This notebook provides predictions for housing prices in San Francisco, using XGBoost. The initial data analysis and feature engineering is provided in the HousingPrices notebook.

First we load the data and engineer the features as discussed in the previous notebook.

In [1]:
import xgboost as xgb

In [2]:
import pandas as pd
import numpy as np

data_key = 'housing_data_raw.csv'
housing = pd.read_csv(data_key)
base_housing = housing
df = pd.DataFrame(housing)

def drop_outliers(data):
    data = data.drop([1618])
    data = data.drop([3405])
    data = data.drop([10652])
    data = data.drop([954])
    data = data.drop([11136])
    data = data.drop([5103])
    data = data.drop([916])
    data = data.drop([10967])
    data = data.drop([7383])
    data = data.drop([1465])
    data = data.drop([8967])
    data = data.drop([8300])
    data = data.drop([4997])  
    return data

housing = drop_outliers(housing)
housing['finishedsqft'].sort_values()
housing['lastsolddateint'] = pd.to_datetime(housing['lastsolddate'], format='%m/%d/%Y').astype('int')
housing['lastsolddateint'] = housing['lastsolddateint']/1000000000
housing = housing[housing['lastsolddateint'].notnull()]
clean_data = housing.copy()
def drop_geog(data, keep = []):
    remove_list = ['info','address','z_address','longitude','latitude','neighborhood','lastsolddate','zipcode','zpid','usecode', 'zestimate','zindexvalue']
    for k in keep:
        remove_list.remove(k)
    data = data.drop(remove_list, axis=1)
    data = data.drop(data.columns[data.columns.str.contains('unnamed',case = False)],axis = 1)
    return data

housing = drop_geog(housing)

In [3]:
from sklearn.model_selection import train_test_split

def split_data(data):
    y = data['lastsoldprice']
    X = data.drop('lastsoldprice', axis=1)
    # Return (X_train, X_test, y_train, y_test)
    return train_test_split(X, y, test_size=0.3, random_state=30)

housing_split = split_data(housing)
#regression_model = lin_reg(*housing_split)
housing_cleaned = drop_geog(clean_data.copy(), ['neighborhood'])
one_hot = pd.get_dummies(housing_cleaned['neighborhood'])
housing_cleaned = housing_cleaned.drop('neighborhood',axis = 1)

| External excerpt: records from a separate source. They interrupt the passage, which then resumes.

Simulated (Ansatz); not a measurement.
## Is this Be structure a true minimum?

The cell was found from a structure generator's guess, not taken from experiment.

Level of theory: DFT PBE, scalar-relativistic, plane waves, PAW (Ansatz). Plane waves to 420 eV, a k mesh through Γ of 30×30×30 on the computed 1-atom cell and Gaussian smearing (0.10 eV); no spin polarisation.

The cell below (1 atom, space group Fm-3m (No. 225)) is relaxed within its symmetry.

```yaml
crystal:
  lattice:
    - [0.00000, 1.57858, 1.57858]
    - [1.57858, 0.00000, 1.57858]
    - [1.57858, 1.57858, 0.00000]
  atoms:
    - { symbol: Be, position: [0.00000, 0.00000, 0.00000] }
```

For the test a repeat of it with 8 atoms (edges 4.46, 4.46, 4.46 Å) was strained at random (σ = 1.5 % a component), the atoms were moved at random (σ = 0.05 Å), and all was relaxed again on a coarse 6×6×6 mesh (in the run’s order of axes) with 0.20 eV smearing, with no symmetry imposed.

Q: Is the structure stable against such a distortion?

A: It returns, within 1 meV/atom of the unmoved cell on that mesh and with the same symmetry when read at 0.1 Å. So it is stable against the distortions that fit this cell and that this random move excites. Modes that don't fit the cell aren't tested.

from sklearn.preprocessing import StandardScaler
(X_train, X_test, y_train, y_test) = split_data(housing_cleaned)
scaler = StandardScaler()
scaler.fit(X_train)
X_train[X_train.columns] = scaler.transform(X_train[X_train.columns])
X_train = X_train.join(one_hot)
X_test[X_test.columns] = scaler.transform(X_test[X_test.columns])
X_test = X_test.join(one_hot)

(X_val, X_test, y_val, y_test) = train_test_split(X_test, y_test, test_size=0.5, random_state=30)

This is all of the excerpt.